The voters on IMDB apparently favor RB giving it 8/10 stars versus ED’s 7.6/10. I have to give the edge to ED, I’d give it 9 and RB 8.

What say you old time Dopers? Don’t get me started on Rio Lobo.

I like both films. I have to object: John doesn’t play the same character in both films.

In Rio Bravo, Wayne is a Sheriff. In El Dorado, Wayne is a gun for hire.

I think it’s a little creepy watching a young Angie Dickensen necking with a 52 year old Duke, but since I’m fast approaching 50, I reserve the right to change my attitude in the future.

I always questioned the decision to put pop stars in Wayne’s movies. Ricky Nelson, Glen Campbell etc.

The only 60’s Wayne movie I really like is Sons of Katie Elder. El Dorado was ok. War Wagon was terrible. True Grit good, but painful seeing a fat J. Wayne.

Mississippi: [examining J.P.'s leg after he’s been shot] I gotta cut this pant leg.
Sheriff J. P. Harrah: Well, go ahead and cut it! Have you got a kni…
[Mississippi pulls out his knife from its hiding place on his back]
Sheriff J. P. Harrah: A knife? Uh, I suppose I’ve asked this before, but just who?
[looks at Cole instead]
Sheriff J. P. Harrah: Who is he?
Cole: Tell him your name, Mississippi.
Mississippi: [sighs and looks up] Alan Bourdillion Trehearne.
Sheriff J. P. Harrah: Well, no wonder he carries a knife.

El Dorado in a walk. I never liked Walter Brennan much, except maybe in Support Your Local Sheriff!

Gotta go with Rio Bravo all the way. Mitchum & Caan are fun, but are hamming it up. Martin actually convinces more as the reformation case, and Nelson is the exact opposite of a young turk–playing things cool and close to the vest, something Caan would’ve been incapable of. Ricky’s not a great actor, but he delivers exactly what that character needs–there’s a reason Pat Wheeler (Ward Bond) has such confidence in him. Plus, he doesn’t get a love interest, which is a distraction for Mississippi in ED.

Plus, two perfect moments of brilliance that Dorado can’t touch: The flowerpot through the window, and “My Rifle, Pony, and Me.”

The wikipedia article mentions the similarity between these two films. There are plot spoilers!

Hawkes Sheriff trilogy never matched his Cavalry trilogy.

Probably because it was Ford’s Cavalry trilogy, not Hawks’.

oops… you’re right. So much for my memory.

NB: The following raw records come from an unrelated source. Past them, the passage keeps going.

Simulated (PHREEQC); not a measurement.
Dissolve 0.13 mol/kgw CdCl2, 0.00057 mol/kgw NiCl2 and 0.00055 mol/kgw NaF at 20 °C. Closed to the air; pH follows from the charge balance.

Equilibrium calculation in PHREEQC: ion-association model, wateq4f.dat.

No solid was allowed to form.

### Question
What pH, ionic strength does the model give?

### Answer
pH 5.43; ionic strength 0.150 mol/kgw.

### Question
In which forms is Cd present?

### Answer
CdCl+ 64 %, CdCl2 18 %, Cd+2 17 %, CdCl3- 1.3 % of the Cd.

El Dorado J. Wayne seemed more vulnerable. He got shot and partially paralyzed. The character has more dimension than usual.

I liked El Dorado better, mostly because I like James Caan and his character.

I love that Hawks revisited the story, giving Duke a chance to play both roles. I never thought of Wayne as an actor till I’d seen both. But while *El Dorado *is a good movie, Rio Bravo is one of the greatest movies of all time.

I like El Dorado better probably because I saw it first, give me a break I’m a young pup, but if nothing else Mississippi’s poetry beats out Colorado’s singing any day of the week.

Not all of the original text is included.